By far the largest number of Talking ATMS in the country, however, have been installed as a result of settlement agreements negotiated by lawyers for the blindness community and the country=s largest financial institutions. Using an advocacy method referred to as structured negotiations, the principle components of which will be discussed during the session, these settlements were reached without lawsuits being filed. In several instances, the Talking ATM agreements also addressed the issue of accessible on-line banking and other aspect's of a bank's internet presence, and institutions have agreed to use the web content accessibility guidelines of the World Wide Web consortium in designing and generating webpages. (The agreement with Fleet bank is available on line at http://www.dlc_ma.org. The first of two agreements with Bank of America is available at http://www.icdri.org/ATMs/bank_of_america_atm_settlement_a.htm

Instead of litigation, the disability community, with the assistance of lawyers, approached financial institutions, offering an opportunity to engage in negotiations to achieve access solutions, rather than engage in the adversarial process of litigation. Every financial institution approached in this manner opted to negotiate. In the absence of litigation, with its heavy emphasis on procedures controlled by lawyers, disability community advocates, technical experts, industry representatives from both the "business" side and the "technical" side of corporations, as well as manufacturers and civil rights lawyers were able to engage in the type of creative dialogue that can more easily results in successful implementation of accessibility solutions in technology. Indeed, perhaps the single greatest advantage of a non-litigation approach to technology and information access is the opportunity for collaboration. Once a lawsuit is filed, principle communication is by necessity adversarial. Without litigation, representatives of industry have an opportunity to establish relationships with advocates and in a potentially deeper way learn the effects of communication barriers on people with disabilities. Such knowledge will frequently (although not always) be a sharp motivator for the provision of accessible technology.

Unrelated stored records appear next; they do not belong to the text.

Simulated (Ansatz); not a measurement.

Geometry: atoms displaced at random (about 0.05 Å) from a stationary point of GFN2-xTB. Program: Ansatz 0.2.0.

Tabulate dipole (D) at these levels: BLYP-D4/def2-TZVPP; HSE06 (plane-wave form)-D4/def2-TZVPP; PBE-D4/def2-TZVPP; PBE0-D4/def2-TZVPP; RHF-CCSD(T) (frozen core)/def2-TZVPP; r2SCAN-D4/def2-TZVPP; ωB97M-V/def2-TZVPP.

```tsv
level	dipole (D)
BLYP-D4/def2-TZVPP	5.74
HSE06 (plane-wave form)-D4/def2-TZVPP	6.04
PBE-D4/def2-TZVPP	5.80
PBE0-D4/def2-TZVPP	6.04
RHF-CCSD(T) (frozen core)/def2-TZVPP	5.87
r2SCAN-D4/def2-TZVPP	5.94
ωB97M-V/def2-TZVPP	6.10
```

Traditional litigation has been used to obtain information and technology access with mixed results. One example where litigation has been successful is in the area of voting rights. Spearheaded by the Disability Vote Project of the American Association of Persons with Disabilities (AAPD), carefully targeted litigation has been used effectively to ensure access to polling places, voting machines and other voter information. See, for example http://www.aapd.com/docs/landmarksettledcvotemach.html (Press release announcing AAPD Washington D.C. Voting Access settlement.) Perhaps not coincidentally, litigation is but one aspect of AAPD's coordinated approach to advancing the voting rights of persons with disabilities, a strategy which also includes legislative advocacy, education, outreach and work with technology manufacturers. See, http://www.aapd.com/dvpmain/pollaccess/pollaccess.html (Examples of AAPD advocacy regarding voting access)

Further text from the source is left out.